After praying, the Ancient Mariner thanked the Virgin Mary for finally allowing him to sleep. He dreamed that the buckets on the ship were filled with dew, and awoke to the sound of the falling rain. He drank and drank after so many days of thirst, and became so lightheaded that he thought he was a ghost. Suddenly he heard a loud wind far off, and the sky lit up with darting "fire-flags" that could be interpreted as lightning, aurora borealis, or "St. Elmo's Fire" (electricity visible in the atmosphere that sailors consider a sign of bad luck). The rain poured from a single cloud, as did an unbroken stream of lightning. The ship began to sail, although there was still no wind. Just then, all the dead men stood up and went about their jobs as a mute, ghostly crew.

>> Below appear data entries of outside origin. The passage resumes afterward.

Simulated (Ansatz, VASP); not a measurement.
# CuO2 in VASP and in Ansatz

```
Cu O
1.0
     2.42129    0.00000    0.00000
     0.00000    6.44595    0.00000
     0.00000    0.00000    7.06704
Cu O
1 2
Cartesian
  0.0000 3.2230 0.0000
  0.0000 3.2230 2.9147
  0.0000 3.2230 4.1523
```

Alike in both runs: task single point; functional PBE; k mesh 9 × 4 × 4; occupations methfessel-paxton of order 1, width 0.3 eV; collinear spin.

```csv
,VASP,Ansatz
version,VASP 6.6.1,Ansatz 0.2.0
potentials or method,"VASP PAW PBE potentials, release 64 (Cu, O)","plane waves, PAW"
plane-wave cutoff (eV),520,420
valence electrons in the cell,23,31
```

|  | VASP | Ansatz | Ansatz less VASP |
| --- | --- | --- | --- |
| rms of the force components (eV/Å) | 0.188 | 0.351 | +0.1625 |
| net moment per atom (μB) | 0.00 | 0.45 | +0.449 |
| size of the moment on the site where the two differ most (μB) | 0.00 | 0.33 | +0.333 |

The Wedding Guest proclaims again: "I fear thee, Ancient Mariner!" but the Ancient Mariner quickly assures him that the dead sailors were not evil. At dawn, they even gathered around the mast and sang so beautifully that they sounded like an orchestra. When they stopped singing, the ship's sails sang instead. The ship sailed on miraculously in the absence of wind, moved instead by the spirit that had followed it from the icy world. Once the ship reached the equator and the sun was directly overhead, it stopped moving and the sails stopped singing. Then it began to rock back and forth uneasily until it suddenly jolted, causing the Ancient Mariner to faint. He lay for an indeterminate period of time on the ship's deck, during which he heard two voices. The first voice swore on Christ that he was the man who betrayed the Albatross that loved him, and that the spirit from the icy world also loved the Albatross: "The spirit who bideth by himself / In the land of mist and snow, / He loved the bird that loved the man / Who shot him with his bow." The second voice, softer than the first, declared that the Ancient Mariner would continue to pay for his crime: "The man hath penance done, / And penance more will do."
Until the end of Part 5, it seems as though the Ancient Mariner is redeemed. Not only is he allowed to sleep, but it finally rains, and his thirst is quenched. Since physical drought and thirst have represented the Ancient Mariner's moral depravity up until this point, it is implied that the abundant rain symbolizes his redemption. According to a Christian interpretation, the rain signifies that he is being baptized anew as a righteous servant of Christ who respects God's creatures. Even though terrifying things continue to happen all around him - a storm, lightning, thunder - the Ancient Mariner is awed by them, instead of fearful of them. The natural world is no less forceful or imposing than it was previously, but it is now benevolent. Part 5 also sees an end to the Ancient Mariner's loneliness, as the sailors 'awaken' to sail the ship; they and the ship itself sing beautiful music, and some spiritual force moves the ship along its course even though the air is still. Again, only when the ship crosses a boundary - the equator - does confusion return; the Ancient Mariner is knocked unconscious, and the reader begins to doubt whether he will actually be redeemed.
The voices confirm that it is indeed a specific spirit punishing the Ancient Mariner. The text's suggestions of sin, baptism, redemption, and other Christian themes shifts towards a more pagan understanding of the story's moral intricacies. A spirit that inhabits the icy world of the "rime" loved the Albatross - perhaps kept it as a pet - and is making the Ancient Mariner pay for murdering it. In the 1817 version of the poem, we are told that the two voices that the Ancient Mariner hears are spirits. Perhaps they are kin to the spirit that is punishing the Ancient Mariner, or are even taking part in his punishment. It is also possible, however, that they, like all of the supernatural elements of the Ancient Mariner's story, are merely figments of his imagination. That Coleridge leaves their identity somewhat open-ended harkens back to Burnet's musings on "invisible Natures"; humans cannot classify spirits, and therefore cannot really know them. Likewise, the Ancient Mariner - and the reader - cannot define what kind of spirits are speaking, or if they are indeed spirits at all. Burnet's statements are applicable to all humans. Furthermore, the reader is as subject to Coleridge's whims as his protagonist, and therefore cannot know any more than him. As humans - and therefore sinners - we can all identify with the Ancient Mariner, and are thus equally implicated in his crime.